“No one dared join them”

In Acts 5:12 the apostles were doing such amazing “miraculous signs and wonders” that “no one else dared join them,” verse 13 – “them” being the group of “believers meeting together in Solomon’s Colonnade” (verse 12).  

So here was the church, and such startling things were happening in it that it scared people. And not because the church was weird, because the second part of verse 13 says, “even though they (the believers) were highly regarded by the people.” So this was a case of people having trouble coming to terms with something they’d never witnessed before. It was all so stunningly different. 

And they weren’t the only ones to be stunned either. In verse 11, “Great fear seized the whole church,” because of the sudden and startling death of Ananias and Sapphira for lying (verses 5 and 10). It really rocked people back on their heels, because this was clear evidence of a power at work among them that meant business. So, no more pretence, folks, or trying to appear religious; those days are gone. 
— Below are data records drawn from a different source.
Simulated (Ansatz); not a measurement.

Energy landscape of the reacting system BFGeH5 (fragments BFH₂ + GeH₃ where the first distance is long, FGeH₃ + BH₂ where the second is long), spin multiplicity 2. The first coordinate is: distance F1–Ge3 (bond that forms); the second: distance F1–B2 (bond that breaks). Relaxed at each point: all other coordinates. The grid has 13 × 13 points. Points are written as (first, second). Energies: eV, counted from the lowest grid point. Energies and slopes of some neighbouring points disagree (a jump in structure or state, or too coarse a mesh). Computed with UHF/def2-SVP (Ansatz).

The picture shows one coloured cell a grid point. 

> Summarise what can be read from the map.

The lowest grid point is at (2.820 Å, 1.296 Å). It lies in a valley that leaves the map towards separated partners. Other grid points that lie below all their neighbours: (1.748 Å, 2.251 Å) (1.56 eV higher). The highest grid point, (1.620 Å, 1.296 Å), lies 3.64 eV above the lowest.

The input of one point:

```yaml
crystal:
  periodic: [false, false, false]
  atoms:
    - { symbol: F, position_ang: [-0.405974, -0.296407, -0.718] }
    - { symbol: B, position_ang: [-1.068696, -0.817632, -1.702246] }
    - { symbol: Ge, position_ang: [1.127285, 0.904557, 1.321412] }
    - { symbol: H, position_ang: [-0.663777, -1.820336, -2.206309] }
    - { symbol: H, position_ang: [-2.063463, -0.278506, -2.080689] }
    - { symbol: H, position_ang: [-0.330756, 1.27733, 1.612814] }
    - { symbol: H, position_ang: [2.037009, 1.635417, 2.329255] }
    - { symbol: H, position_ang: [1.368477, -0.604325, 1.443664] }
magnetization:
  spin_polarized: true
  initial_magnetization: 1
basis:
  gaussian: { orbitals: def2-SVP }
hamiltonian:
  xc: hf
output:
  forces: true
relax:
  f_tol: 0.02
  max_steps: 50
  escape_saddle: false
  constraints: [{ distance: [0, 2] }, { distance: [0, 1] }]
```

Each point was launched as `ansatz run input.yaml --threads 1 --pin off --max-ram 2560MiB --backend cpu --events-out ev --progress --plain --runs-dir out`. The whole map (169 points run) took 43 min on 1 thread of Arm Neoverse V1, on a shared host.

It’s not surprising, then, that it sent ripples of fear through the religious hierarchy in Jerusalem too, because if anyone was guilty of trying to appear religious it was them. Jesus had certainly made that clear to them in Matthew 23, when he called them out for not practicing what they preached (verse 3), and “appearing to people as righteous but on the inside are full of hypocrisy and wickedness,” verse 28

They were just playing at being religious, because God wasn’t a real, living power to them. Well, that soon changed in the book of Acts as God gave the church some real power – the apostles healing everyone who asked in Acts 5:16, for instance. And did that ever get the attention of the religious pretenders, because in verse 18, “They arrested (all twelve) apostles and put them in the public jail.”  

But next day they discovered the apostles had all escaped, without the guards outside the locked door even noticing (verse 23). Worse still, someone reported the apostles were right back to teaching in the temple again. 

So this was scary stuff, because something obviously extraordinary had happened that these religious authorities didn’t dare admit to, and especially when Gamaliel stood up in verse 39 and said, “if this is from God, you will not be able to stop these men; you will only find yourselves fighting against God.”

And how thrillingly scary that is, realizing it applies to us too, that nothing can stop the church today either. We are in that same church today, being given the same power by the same Holy Spirit, and for the same purpose, to “put the wind up people” so they realize there’s an extraordinary power at work on this planet, and there it is in plain view still thriving and still unstoppable, no matter how much violent opposition has been thrown at it.    

Wouldn’t it be great, then, if the church today cottoned on to what the church realized in Acts 4, that the words the Holy Spirit inspired King David to speak in Psalm 2:1-2 applied to them as well? “Why,” David asked in those two verses, putting it in my own words, “do all these windbags think they can take on God?” (Acts 4:25-26). Why do they think they can “conspire against your holy servant Jesus, whom you sent” (verse 27)? 

But they do think that, so “Lord, hear their threats, and give us, your servants, great boldness in preaching your word. Stretch out your hand with healing power; may miraculous signs and wonders be done through the name of your holy servant Jesus.” Give them a shot of your power enough to scare them into the reality of it, in other words. And God clearly appreciated their request because “After this prayer, the meeting place shook, and they were all filled with the Holy Spirit. Then they preached the word of God with boldness,” verses 29-31

Scary stuff, because it is now clear, after centuries of persecution, that these verses are as real today as they were to the church in Acts 4. The best of atheists and haters of Christianity have never been able to wipe the church out. And that’s scary, because it’s proof of a power at work on this planet that is unstoppable in its purpose. 

And we are now the carriers and recipients of that power, and for the same purpose: It’s to wow this world with his power, clearly demonstrated in the church doing what the world cannot do. 

And that power is being made real every minute in the church, as we live a life so visibly and startlingly different to the world that it scares people enough to get their attention. Because what they see being lived in us are the obvious and only solutions to the world’s unsolvable problems.